Show that number of elements in $(\mathbb{Z}/n\mathbb{Z})^\times$ is $\varphi(n)$

Question

Question at the end: Prove that the number of elements of $(\mathbb Z / n\mathbb Z)^\times$ is $\varphi(n)$ where $\varphi$ denotes the Euler function. I’ve demonstrated that it works for all n up to 12... Work showing n=1-12

It seems kinda obvious that not only does $\varphi(n)$ give the number of elements of $(\mathbb Z / n\mathbb Z)^\times$, but also the list of numbers are the same.
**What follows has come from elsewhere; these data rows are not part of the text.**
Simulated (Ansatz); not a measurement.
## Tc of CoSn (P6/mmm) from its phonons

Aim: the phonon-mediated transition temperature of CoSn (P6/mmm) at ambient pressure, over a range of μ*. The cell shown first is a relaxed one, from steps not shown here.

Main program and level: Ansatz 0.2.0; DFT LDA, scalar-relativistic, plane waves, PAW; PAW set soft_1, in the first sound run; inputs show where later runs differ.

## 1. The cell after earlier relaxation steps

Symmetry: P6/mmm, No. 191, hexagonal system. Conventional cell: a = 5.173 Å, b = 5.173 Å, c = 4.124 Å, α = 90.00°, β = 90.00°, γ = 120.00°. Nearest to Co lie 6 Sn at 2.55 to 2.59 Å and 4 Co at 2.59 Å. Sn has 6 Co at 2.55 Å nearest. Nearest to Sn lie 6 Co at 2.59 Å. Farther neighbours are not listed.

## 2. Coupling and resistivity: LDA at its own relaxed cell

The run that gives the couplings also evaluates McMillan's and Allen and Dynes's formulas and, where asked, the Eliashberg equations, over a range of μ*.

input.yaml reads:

Question: I need a nudge in the right direction here. I can see that it works but I’m not sure how the remainders being equal to the relatively prime factors connects in a proof.

Thanks!

Answer 1

Hint

An element $\bar{a}$ (where $a=0, \dotsc, n-1$) is invertible in $\mathbb{Z/n}$ iff $a$ is relatively prime to $n$.

Answer 2

The key to these kinds of things is a clever observation called Bezout's Lemma. It says that if $x$ and $y$ are natural numbers with highest common factor equal to $d$, then you can find integers $a$ and $b$ such that $$ ax + by = d. $$ It is proved by applying Euclid's algorithm repeatedly and keeping track of what is happening. The relevance here is that if $m$ is relatively prime to $n$, then you have $$ am + bn = 1 $$ for some numbers $a$ and $b$. i.e. given such $m$, you can find $a$ with $$ am = (\text{multiple of}\ n) + 1... $$

Answer 3

The criterion for $ax \equiv b \pmod{n}$ is that $(a,n) \mid b$.

If $a$ is invertible then $ax \equiv 1 \pmod{n}$ has a solution. So $(a,n) \mid 1$. So $(a,n) =1$. And vice versa.